Ex-Bud Worker Fights Company Over Beer-Dilution Claims
A former Anheuser-Busch InBev NV (ABI) (ABI) manager who claimed the company sells watered-down beer urged a judge to dismiss a lawsuit alleging he divulged trade secrets, saying the beermaker wants to punish his whistle-blowing.
AB InBev sued James Clark, a former director of operations support, one week after the company was accused of overstating the alcohol content in several of its beers. The case, which accuses Clark of misappropriating trade secrets, should be dismissed because California law bars using so-called strategic lawsuits against public participation as a means of intimidation, Clark said in papers filed March 29 in federal court in Sacramento.

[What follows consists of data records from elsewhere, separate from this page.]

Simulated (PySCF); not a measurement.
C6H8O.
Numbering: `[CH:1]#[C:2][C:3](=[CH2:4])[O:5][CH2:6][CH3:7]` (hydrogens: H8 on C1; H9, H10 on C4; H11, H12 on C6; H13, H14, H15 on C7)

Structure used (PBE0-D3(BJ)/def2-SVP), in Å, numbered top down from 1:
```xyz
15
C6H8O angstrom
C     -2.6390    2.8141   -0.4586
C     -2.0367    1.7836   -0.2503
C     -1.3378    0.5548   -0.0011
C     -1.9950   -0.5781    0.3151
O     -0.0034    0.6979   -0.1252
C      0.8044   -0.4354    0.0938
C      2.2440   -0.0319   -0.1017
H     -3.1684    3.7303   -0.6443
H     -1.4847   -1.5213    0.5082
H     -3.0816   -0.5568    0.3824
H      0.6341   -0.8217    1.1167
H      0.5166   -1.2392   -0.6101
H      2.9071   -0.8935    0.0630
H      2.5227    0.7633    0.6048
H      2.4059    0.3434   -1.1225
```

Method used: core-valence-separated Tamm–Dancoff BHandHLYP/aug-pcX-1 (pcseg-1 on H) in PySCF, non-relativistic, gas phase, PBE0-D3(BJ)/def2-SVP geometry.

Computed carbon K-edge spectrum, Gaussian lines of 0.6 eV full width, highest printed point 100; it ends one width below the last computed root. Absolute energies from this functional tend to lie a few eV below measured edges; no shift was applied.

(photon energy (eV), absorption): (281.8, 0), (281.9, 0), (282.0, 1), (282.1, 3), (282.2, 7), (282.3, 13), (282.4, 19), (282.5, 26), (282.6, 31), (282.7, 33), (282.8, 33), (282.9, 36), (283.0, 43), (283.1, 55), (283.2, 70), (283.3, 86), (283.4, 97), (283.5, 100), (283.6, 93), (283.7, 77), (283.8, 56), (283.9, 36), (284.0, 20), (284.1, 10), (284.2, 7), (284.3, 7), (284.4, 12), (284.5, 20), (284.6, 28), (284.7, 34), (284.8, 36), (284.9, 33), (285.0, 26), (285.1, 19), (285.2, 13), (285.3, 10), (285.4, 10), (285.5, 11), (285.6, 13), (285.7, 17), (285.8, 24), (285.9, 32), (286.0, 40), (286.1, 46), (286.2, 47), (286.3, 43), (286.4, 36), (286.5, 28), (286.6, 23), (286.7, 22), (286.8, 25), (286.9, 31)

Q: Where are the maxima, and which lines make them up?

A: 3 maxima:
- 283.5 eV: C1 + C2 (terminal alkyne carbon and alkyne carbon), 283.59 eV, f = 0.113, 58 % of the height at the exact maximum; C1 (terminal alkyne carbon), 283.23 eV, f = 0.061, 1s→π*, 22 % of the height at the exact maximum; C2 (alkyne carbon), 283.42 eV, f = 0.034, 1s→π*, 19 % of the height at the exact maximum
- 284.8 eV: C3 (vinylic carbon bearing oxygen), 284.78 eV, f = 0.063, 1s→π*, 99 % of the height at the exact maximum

The lawsuit “is designed to silence Mr. Clark and to punish him for standing up for consumers,” Clark’s attorney Robert Carichoff said in the filing. “To allow AB to proceed with this vindictive litigation would empower all employers to punish former employees like Mr. Clark for reporting misconduct and for speaking out on behalf of consumers.”
Beer drinkers have filed at least eight lawsuits accusing AB InBev’s St. Louis-based Anheuser-Busch unit of adding water to beers including Bud Ice, Budweiser, Busch Ice and Michelob. The company rejected the allegations and started a publicity campaign last month. Full-page ads showing a can of drinking water that the company donates for disaster relief appeared in the New York Times and nine other newspapers, saying: “They must have tested one of these.”
Attorney Josh Boxer, who represents consumers, has said the complaints against Anheuser-Busch are based on information from former workers at some of the company’s 13 U.S. breweries.
Clark worked at Anheuser-Busch from 1998 until June, when he resigned to become a lawyer. He held several quality- assurance positions before rising to director of operations support, according to court papers filed with his request to dismiss the case.
“We believe Clark improperly used and misrepresented our confidential information to instigate these lawsuits, all for his personal gain,” Peter Kraemer, Anheuser-Busch’s vice president of brewing and supply, said in an e-mailed statement.
Kraemer said that the company’s process for employees to make confidential complaints wasn’t followed in this matter and that the brewer complies with “all alcohol labeling laws.”
“The class-action lawsuits are groundless and the claims against Anheuser-Busch are completely false,” he said.
From 2008 to 2012, Clark said, he complained to about 20 senior managers about Anheuser-Busch’s practices regarding alcohol content. He became involved in the consumer litigation shortly after his resignation, Clark said in court papers. He denied disclosing company trade secrets to any competitors or in connection with any regulatory approval process.
Carichoff declined to comment beyond the filing.
Anheuser-Busch’s suit should be dismissed so other employee witnesses aren’t dissuaded from speaking out about the company’s practices, Clark said in his filing.
Clark said he approached Anheuser-Busch in mid-March over a possible settlement. The company indicated it would drop the complaint in exchange for information he gave to plaintiffs’ attorneys and the names of employees who may have also provided details. Clark declined the offer, Carichoff said in a March 15 letter to the company, a copy of which was included in the court filing.
Anheuser-Busch’s complaint fails to make any specific allegations about the trade secrets allegedly misappropriated, Clark said. Anheuser-Busch also can’t prevail on its claims that Clark breached underlying confidentiality contracts which prohibit employees from disclosing anything including evidence of “ongoing fraud or illegality,” according to the filing.
“As such, they are unlawful and unenforceable,” Carichoff said in the filing.
The beer consumers are seeking to have their suits consolidated in federal court in San Francisco and to proceed as group on behalf of customers nationwide who have purchased AB InBev products in the past five years.
InBev’s $52 billion takeover of Anheuser-Busch in 2008 was the largest brewing deal in history. Leuven, Belgium-based AB InBev, now the world’s biggest brewer, controls 39 percent of the U.S. beer market. The company shipped 98.5 million barrels in the U.S. in 2011, according to Beer Marketer’s Insights, which compiles data about the industry. The company is seeking government approval to buy the rest of Grupo Modelo SAB, Mexico’s largest beermaker, for $20.1 billion.
The case is Anheuser-Busch Cos. v. Clark, 13-cv-00415, U.S. District Court, Eastern District of California (Sacramento).